Cloud Computing Review: A Decade of Research
Source: arXiv:2605.24499 · Published 2026-05-23 · By Smruti Rekha Swain
TL;DR
This paper presents a large-scale scientometric analysis of cloud computing research published over the last decade (2014-2023), using 12,638 articles sourced from the Web of Science Core database. By leveraging the CiteSpace tool for co-citation, co-word, and collaboration network analyses, the study reveals the structure, trends, and influential contributors within the cloud computing domain. The paper identifies five main research domains—Mobile Edge Computing, Fog Computing, Secure Cloud Storage, Workflow Scheduling, and Federated Learning—and analyzes their publication growth, geographical distribution, and key topic clusters.
Compared to prior smaller-scale scientometric reviews focused on earlier periods or narrower topics, this study covers a vastly larger dataset (12,638 articles vs roughly a few thousand or less) and applies advanced clustering algorithms (like log-likelihood ratio) and network metrics (modularity, silhouette scores) to ensure reliability. Notably, federated learning is singled out as the fastest growing and currently most researched domain within cloud computing. The authors identify the most prolific authors (e.g., Rajkumar Buyya), countries (China, USA, India), and journals (IEEE Access) contributing to the field. Keyword analyses highlight resource allocation, IoT, edge computing, big data, and security as dominant research themes.
Overall, the paper advances understanding of the evolutionary patterns and knowledge structure of cloud computing research and suggests future directions including institution-level analyses and expanded scientometric methods.
Key findings
- Data set of 12,638 cloud computing articles published 2014-2023 sourced from Web of Science Core database.
- Five major research domains identified via co-citation clustering: Mobile Edge Computing (3,540 articles), Fog Computing (2,089), Secure Cloud Storage (1,366), Workflow Scheduling (1,407), Federated Learning (4,133).
- Federated Learning is the most researched domain by volume and exhibited the highest growth rate, increasing from 7 publications in 2014 to 1,791 in 2023 (~46% of domain publications).
- Country collaboration network included 127 nodes and 1,211 links, with China leading in publication count (5,616) but low centrality (0.03), while England (0.16) and Saudi Arabia (0.14) showed higher quality (centrality) despite fewer publications.
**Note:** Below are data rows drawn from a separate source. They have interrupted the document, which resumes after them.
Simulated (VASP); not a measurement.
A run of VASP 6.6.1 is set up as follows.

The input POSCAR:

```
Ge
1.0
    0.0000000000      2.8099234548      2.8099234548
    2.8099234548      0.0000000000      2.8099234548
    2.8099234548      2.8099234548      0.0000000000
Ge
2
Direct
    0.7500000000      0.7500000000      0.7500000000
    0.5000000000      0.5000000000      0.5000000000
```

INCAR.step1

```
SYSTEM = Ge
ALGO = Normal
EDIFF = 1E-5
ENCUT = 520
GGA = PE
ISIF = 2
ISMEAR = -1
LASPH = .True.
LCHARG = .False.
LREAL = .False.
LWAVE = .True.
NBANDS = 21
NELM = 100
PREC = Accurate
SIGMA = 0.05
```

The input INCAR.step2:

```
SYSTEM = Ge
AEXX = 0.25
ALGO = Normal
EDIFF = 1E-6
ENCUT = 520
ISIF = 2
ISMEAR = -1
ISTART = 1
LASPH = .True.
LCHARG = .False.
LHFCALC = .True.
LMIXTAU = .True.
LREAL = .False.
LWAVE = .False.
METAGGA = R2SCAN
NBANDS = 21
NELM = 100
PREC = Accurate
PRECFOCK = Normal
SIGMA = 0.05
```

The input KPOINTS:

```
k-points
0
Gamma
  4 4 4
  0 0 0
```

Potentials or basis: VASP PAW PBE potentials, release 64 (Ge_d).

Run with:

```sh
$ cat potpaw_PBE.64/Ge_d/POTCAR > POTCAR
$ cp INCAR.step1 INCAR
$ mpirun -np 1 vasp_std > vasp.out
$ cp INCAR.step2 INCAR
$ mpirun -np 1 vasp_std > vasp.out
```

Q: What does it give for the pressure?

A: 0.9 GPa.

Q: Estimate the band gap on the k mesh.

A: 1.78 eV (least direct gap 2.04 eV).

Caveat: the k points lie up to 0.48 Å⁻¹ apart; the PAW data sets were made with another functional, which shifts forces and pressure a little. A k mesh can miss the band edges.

- Top cited authors include Rajkumar Buyya (83 citations), Kim-Kwang Raymond Choo (71), and Ximeng Liu (67), with centrality scores up to 0.17 indicating key connectors in author networks.
- Top cited journals by citation count are IEEE Access (5,154 citations) and Future Generation Computer Systems (5,046), with highest impact factors among core journals being IEEE Communications Surveys and Tutorials (35.6).
- Keyword frequency analysis shows prominent topics: 'cloud computing' (5,713 occurrences), 'edge computing' (1,329), 'internet of things' (1,261), 'resource allocation' (792), 'fog computing' (791), 'big data' (591), and 'security' (531).
- Document co-citation network (1,422 nodes, 6,929 links) with modularity Q=0.6876 and silhouette score S=0.8686 indicates reliable clustering of underlying research topics.
Methodology — deep read
Threat Model & Assumptions: Not applicable as this is a bibliometric and scientometric meta-analysis. The study assumes that scientific activity and research trends in cloud computing can be quantitatively measured by analyzing publications and citations.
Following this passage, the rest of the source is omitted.